Peter Espeut
IN 1982 in order to get the "three-quarters-plus-one" vote required to place a global moratorium on commercial whaling, anti-whaling nations used a strategy to pack the IWC with countries who voted their way - including some of the eastern Caribbean states! After getting what they wanted, the anti-whaling nations dropped their support. All Japan has done is take over the countries whose votes are for sale (now they vote with Japan), and added more to the list; they call it 'vote consolidation'.
Standard practice seems to be to build fisheries complexes in the political constituencies of the Prime Ministers of the client countries. Atherton Martin, former Dominican Minister of Fisheries, explained how it operated in Dominica: "In the mid-nineties, Japanese aid allowed the construction of a fisheries complex in the constituency held by the then sitting Prime Minister, Hon. Mary Eugenia Charles. Japanese aid for the construction of a second fisheries complex was promised to Prime Minister Edison James in the late nineties [that complex was not built when promised as the James' administration wavered in its support for Japan at the IWC; it was eventually the subject of grant aid in 2002, by which time Dominica was fully realigned with Japan]. Japanese grant aid was then promised to the late Prime Minister Roosevelt Douglas. The facility was to be built in Mr. Douglas' constituency.
NOT FAR REMOVED FROM US
All of this is not far removed from us. Jamaicans need to recall that Japan built a fisheries complex in Whitehouse, Westmoreland, in the constituency of then Prime Minister P.J. Patterson. I went to the IWC meeting in 1999 because I had heard that Jamaica was to attend and I wanted to see with my own eyes. The seating sign was there, the pigeonhole was there, but the delegation did not arrive. The (Jamaica) National Council on Oceans and Coastal Zone Management (on which I sit) based in the Ministry of Foreign Affairs had ruled the previous week that Jamaica should not attend, and plans quickly had to be aborted.

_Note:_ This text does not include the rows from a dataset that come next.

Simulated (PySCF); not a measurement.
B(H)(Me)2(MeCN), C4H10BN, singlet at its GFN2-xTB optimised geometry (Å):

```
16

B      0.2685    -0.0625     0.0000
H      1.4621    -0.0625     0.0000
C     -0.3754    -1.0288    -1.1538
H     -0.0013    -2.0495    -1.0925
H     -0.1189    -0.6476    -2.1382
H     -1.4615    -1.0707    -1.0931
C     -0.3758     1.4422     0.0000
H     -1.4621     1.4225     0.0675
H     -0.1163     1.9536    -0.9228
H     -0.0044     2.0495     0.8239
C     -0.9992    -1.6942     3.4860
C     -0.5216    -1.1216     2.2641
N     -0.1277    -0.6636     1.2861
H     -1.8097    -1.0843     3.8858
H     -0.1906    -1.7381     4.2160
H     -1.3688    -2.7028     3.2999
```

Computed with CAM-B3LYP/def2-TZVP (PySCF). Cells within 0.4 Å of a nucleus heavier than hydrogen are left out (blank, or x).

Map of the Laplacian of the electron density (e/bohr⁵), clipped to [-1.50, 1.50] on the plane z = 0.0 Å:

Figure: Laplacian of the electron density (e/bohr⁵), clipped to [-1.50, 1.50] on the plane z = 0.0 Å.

I am disappointed with how our fellow CARICOM nations are conducting their affairs. Whether you agree with whaling or not, the buying and selling of votes at the IWC or anywhere - by any side - cannot be right.
But there may be real negative consequences for us. We are in the midst of delicate negotiations with the anti-whaling EU concerning our sugar and bananas. Jamaica could be tarred by the broad brush and lose out.
Speaking at a press conference on behalf of the coalition of the 'likeminded' (anti-whaling countries), the Hon. Ben Bradshaw, British Minister of Fisheries, stated that it is not in the best interests of any nation to vote for the killing of whales, especially countries which depend on international tourism. Even Japan, he said - a major exporting country - depends on international trade, and could experience a backlash from consumers if it continues to kill whales.
On March 31 this year, the Japanese food company Nissui - owners of whaling ships and a whale meat cannery - announced that they will divest these assets and exit the whale business. They also own part of 'Sealord Tuna' based in New Zealand and 'Gorton's Seafoods' based in the USA, both of which have been targets of a sharp and successful consumer boycott in New Zealand, the U.S.A. and the U.K. which began last year.
I hope we are not tarred with the same brush when the consumer boycott of tourism in the pro-whaling Caribbean begins.
I hope that Jamaica, Trinidad, Barbados and Belize are able to persuade the brethren that their pro-whaling stance is neither in their national interest nor ours, and indeed could cost us all dearly in the medium term - maybe sooner than we might think!
Peter Espeut is a sociologist and is executive director of an environment and development NGO.